In the current climate, extreme El Niño events (e.g., 1982–83, 1997–98) — defined by strong eastward-shifted sea surface temperature (SST) anomalies and intense eastern Pacific rainfall (>5 mm/day) — produce distinctive atmospheric teleconnections.

These differ from moderate El Niños and La Niñas by triggering nonlinear tropical convection, leading to an eastward-shifted pattern resembling the Tropical/Northern Hemisphere (TNH) pattern rather than the classic Pacific-North American (PNA) pattern.

This paper builds directly on the authors’ prior work (e.g., Beniche et al. 2024 in Scientific Reports) establishing that extreme El Niños are not just stronger versions of moderate ones. They trigger unique nonlinear atmospheric responses due to intense eastern Pacific rainfall (>5 mm/day), shifting tropical convection eastward and producing a TNH-like (Tropical/Northern Hemisphere) teleconnection pattern rather than the standard PNA (Pacific-North American) pattern.

Why “Distinctiveness” Matters in the Present Climate

Moderate El Niños and La Niñas → Produce symmetric, classic PNA responses: warming/drying in the Northwest, some West Coast effects, but limited penetration to the eastern US.

Extreme El Niños (1982–83, 1997–98, arguably 2015–16) → Larger eastward-shifted SST anomalies drive basin-wide reorganization of tropical heat sources via nonlinear convection (convection threshold crossed in the normally dry east Pacific).

This yields:

• Stronger, eastward-shifted upper-level wave train.
• Enhanced California/Florida precipitation (high likelihood of >0.5 std wet anomalies).
• Pronounced warming over northeastern North America.
• Greater reproducibility across events/ensembles due to stronger signal-to-noise ratio.

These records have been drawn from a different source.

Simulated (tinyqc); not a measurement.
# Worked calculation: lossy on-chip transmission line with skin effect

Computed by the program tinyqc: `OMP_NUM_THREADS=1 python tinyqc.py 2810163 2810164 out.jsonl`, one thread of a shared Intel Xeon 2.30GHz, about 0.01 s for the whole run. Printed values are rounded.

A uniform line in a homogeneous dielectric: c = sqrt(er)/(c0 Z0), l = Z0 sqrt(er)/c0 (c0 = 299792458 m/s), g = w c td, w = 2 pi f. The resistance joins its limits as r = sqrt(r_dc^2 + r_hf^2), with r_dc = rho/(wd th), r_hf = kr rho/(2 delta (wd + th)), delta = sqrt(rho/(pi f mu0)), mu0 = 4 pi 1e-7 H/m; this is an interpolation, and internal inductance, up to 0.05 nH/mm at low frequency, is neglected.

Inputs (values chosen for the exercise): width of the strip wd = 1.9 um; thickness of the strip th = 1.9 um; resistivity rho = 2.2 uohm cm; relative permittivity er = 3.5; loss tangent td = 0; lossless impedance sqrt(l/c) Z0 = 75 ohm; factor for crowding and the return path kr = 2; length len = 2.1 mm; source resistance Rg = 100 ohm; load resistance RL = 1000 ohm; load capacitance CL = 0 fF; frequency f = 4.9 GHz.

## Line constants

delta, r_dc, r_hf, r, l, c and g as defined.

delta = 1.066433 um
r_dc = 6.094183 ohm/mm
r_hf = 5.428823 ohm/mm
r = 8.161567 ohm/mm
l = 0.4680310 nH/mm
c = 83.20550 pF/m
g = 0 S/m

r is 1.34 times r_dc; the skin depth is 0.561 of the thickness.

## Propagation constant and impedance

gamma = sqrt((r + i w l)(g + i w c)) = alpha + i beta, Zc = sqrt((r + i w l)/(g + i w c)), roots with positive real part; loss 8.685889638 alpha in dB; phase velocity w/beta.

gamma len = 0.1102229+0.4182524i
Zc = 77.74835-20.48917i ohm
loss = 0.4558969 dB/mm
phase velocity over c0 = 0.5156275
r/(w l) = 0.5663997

This distinctiveness underpins much of ENSO’s asymmetry and provides a key predictability source for seasonal forecasts.

Projected Changes: Multi-Model, Multi-Ensemble, Multi-Scenario Robustness

The study selects 13 CMIP6 models that realistically simulate extreme El Niños (those with strong eastern Pacific rainfall) and their present-day teleconnections. They use large ensembles across scenarios and bin events by global warming levels (GWLs) relative to pre-industrial for clean isolation of warming effects.

Key quantified changes (strongest at +3.5°C GWL):

500 hPa geopotential height (Z500) anomalies: Extreme El Niño pattern shifts ~20° farther east and weakens by ~33% over North America. A negative NAO-like response strengthens.

Surface impacts: Northeastern US winter warming diminishes sharply. California and Florida wet anomalies weaken (30% at +2°C; >50% at +3.5°C). Northern Amazon drying also reduces.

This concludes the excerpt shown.